Salon Afrique, a Homecoming Reimagined – Group Show

District Six Museum, Homecoming Centre, Cape Town, South Africa
02 Jun 2022 - 09 Jul 2022

Njoroge Washington Kirika, Touch d Ancetre, SALON AFRIQUE, 2022 - Digital Collage on Archival - Madlozi Art Gallery.

Njoroge Washington Kirika, Touch d Ancetre, SALON AFRIQUE, 2022 - Digital Collage on Archival - Madlozi Art Gallery.

New exhibition Salon Afrique – a Homecoming Reimagined opens on 1st June 2022 presented by the District Six Museum Homecoming Centre as part of the new HCC cultural venue’s launch celebrations.  The exhibition and its complementary cultural programme explores themes of visibility, a safe passage and creating a homecoming away from home that welcomes diverse identities from across Africa to commune and coexist under one roof in Cape Town.

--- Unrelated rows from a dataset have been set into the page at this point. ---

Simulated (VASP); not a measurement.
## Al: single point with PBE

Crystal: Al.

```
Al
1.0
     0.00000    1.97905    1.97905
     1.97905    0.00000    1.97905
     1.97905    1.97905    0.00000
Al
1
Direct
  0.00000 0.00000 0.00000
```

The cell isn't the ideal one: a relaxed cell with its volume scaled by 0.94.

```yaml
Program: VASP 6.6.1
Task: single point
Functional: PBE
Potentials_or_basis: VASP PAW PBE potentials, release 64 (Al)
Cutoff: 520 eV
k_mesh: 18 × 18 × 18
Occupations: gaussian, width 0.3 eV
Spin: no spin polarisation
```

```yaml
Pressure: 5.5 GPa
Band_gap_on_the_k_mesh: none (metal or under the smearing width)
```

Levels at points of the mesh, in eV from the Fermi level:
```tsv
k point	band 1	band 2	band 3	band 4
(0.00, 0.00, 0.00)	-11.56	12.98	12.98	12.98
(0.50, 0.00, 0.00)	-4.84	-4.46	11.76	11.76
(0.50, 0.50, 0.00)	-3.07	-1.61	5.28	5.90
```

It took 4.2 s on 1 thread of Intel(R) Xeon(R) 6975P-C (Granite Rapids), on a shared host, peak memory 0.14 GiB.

Artists participating: Segun Aiyesan, Imraan Christian, Zanele Muholi, Haroon Gunn Salie, George Hallet, Timi Kakandar, David Chinyama, Skumbuzo Vabaza, Thania Petersen, Hasan Essop, Omar Badsha, Husein Essop, King Debs, Theophilus Tetteh, George Masarira, Lisolomzi Pikoli, Nandipha Jantjies, Lionel Davis, Tafadzwa Tega, Sma Rajoale Kumalo, Rushda Deaney, Ben Agbee, Sahlah Davids, Serge Diakota, Njoroge Washington Kirika, Imaan Latif, Yusuf Durodola, Scott Williams, Hanna Noor Mahomed, Rahimah Ismail, Mishkaah Amien, Byron Eksteen, Melissa Fontini, Gulshan Khan

The experimental visual exploration is an immersive salon of contemporary art and heritage by curators Beathur Mgoza Baker and Sara Bint Moneer Khan to negate cultural invisibility and silencing. It is inspired by the legacy of District Six as a place of memory and convergence where diverse cultures could coexist and truly belong.

Salon Afrique uses the stunning landscape of Cape Town as a canvas to welcome people to engage in an immersive visual art programme that allows us to reflect back on history and the knowledge learned, while simultaneously looking forward with optimism.

Salon Africa aspires to reflect the voices of South African and pan-African artists united in their capacity to celebrate Africa and our position in the world through a deeper investigation of memory, cultural identity, and lived experiences that the artworks portray.

Baker and Khan decided to create a space of affirmation, belonging, and pride. Both are independent curators renowned globally for their critical engagement with topics of identity, belonging, and memory, as well as curating the body and decolonial contemporary art practice.

Their individual and combined work and ideas reflect the contemporary moment in art, critical thought, the complexity of identity, gender, geopolitics, public culture, and heritage that responds with great resonance to that of the District Six museum and Homecoming Centre. Individually both curators are involved in establishing physical and intellectual space for examining critical themes around belonging, memory, and cultural representation on the African continent, in the global South, and globally.